5 Things NOT to Say to the Childfree
I was recently interviewed for an article in womansday on what not to say to the childfree. Writer Charlotte Lavala asked me about "cringe-worthy" things women can say to their childfree woman friends. I gave her a boatload of ideas, and a couple landed in the article. Here is more of what I told her:
1. Asking, "Is/Are your ______ ok with you not wanting kids?" Fill in "husband" or "parents" or "grandparents".
Why is this cringe-worthy? Because it can assume that the person asking thinks she and her husband have not come to a mutual decision on this, and that if not, she is "depriving" him of something he must automatically want. It also can assume that one needs to take into consideration what Others want with regards to this decision, which is a very personal one, and should not be influenced by the desires of others (what they want for us--for their own reasons!). What would be a better thing to say? Nothing--until your friend brings it (meaning others' feelings about her childfree choice) up first.
2. Commenting something like, "It must be nice that you have the time to _________ (focus on each other if in relationship, really focus on your career, hobbies, etc.)."

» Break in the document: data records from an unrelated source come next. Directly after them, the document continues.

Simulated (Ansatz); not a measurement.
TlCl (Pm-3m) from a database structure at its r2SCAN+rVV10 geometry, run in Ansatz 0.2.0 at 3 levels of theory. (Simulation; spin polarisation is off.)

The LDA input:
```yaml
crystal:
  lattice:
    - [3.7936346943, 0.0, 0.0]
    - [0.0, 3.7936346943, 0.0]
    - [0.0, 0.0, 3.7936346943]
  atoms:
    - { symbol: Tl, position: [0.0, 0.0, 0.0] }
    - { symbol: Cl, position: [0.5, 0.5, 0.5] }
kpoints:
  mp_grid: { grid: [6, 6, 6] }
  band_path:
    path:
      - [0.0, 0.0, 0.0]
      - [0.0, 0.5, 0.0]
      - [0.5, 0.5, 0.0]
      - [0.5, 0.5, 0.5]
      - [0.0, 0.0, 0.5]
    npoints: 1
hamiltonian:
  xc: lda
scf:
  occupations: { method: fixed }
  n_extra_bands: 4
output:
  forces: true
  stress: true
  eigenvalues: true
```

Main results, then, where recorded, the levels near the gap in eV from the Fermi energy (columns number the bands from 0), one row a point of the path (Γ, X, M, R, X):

Why is this cringe-worthy? It assumes the childfree have all kinds of "free" time! It is a myth that just because we don't have kids means we have more "time" -- many childfree are just as busy as parents...the time spent is just spent in different ways. It also implies parents don't have the time to do the kinds of things in the question, which can create subtle pressure to feel sorry for them. What's a better, more positive comment? How about simply How are you and X doing or How's the job these days? Or What's happening with the x project (a hobby etc) --In other words, what you would ask anyway to get caught up on the person's life!
3. If they have pets, asking, "How are your babies doing?"
Why can this be cringe-worthy? It assumes the childfree think their pets are like having a baby. The assumption under that: They really do want a baby, but just haven't reached the point in their adult development that they are ready to have a baby-baby! To this assumption the word is Not. Sure, ask about pets, just not using the word "baby" or "babies" as synonymous with them!
4. Commenting that, "You wouldn't understand..."
Why can this be experienced as cringe-worthy? When it comes to parenting challenges, the childfree must not know anything about parenting or children. We were once children ourselves, have parents, and many childfree work with kids in their professions, etc. That we don't know anything about parenting is one of the many stereotypes out there about the childfree.
5. Any comment insinuating, "You'll change your mind."
Why is this cringe-worthy? It assumes that the the friend thinks her childfree friend "will" want a child, but she just doesn't know it yet--that we somehow don't really know what we want...and that our friends know more about what we really want than we do! It is an arrogant assumption to somehow think parents and would-be parents know the childfree better than they know themselves.
You see I am using the word "assume" a lot. This is because the assumptions made about the childfree so often influence how questions are cast which can hit a childfree person the wrong way. To avoid this, make no assumptions, and always come from the position that your childfree friend has just made a different lifestyle choice, and no matter how different your lives may look you love her and are committed to the friendship.
This advice goes both ways.... As does this: To keep a childfree-parent friendship strong, always show genuine interest and curiosity about your friend and what she is up to, and what is important right now in her life.
What are other comments or questions that can be experienced as cringe-worthy?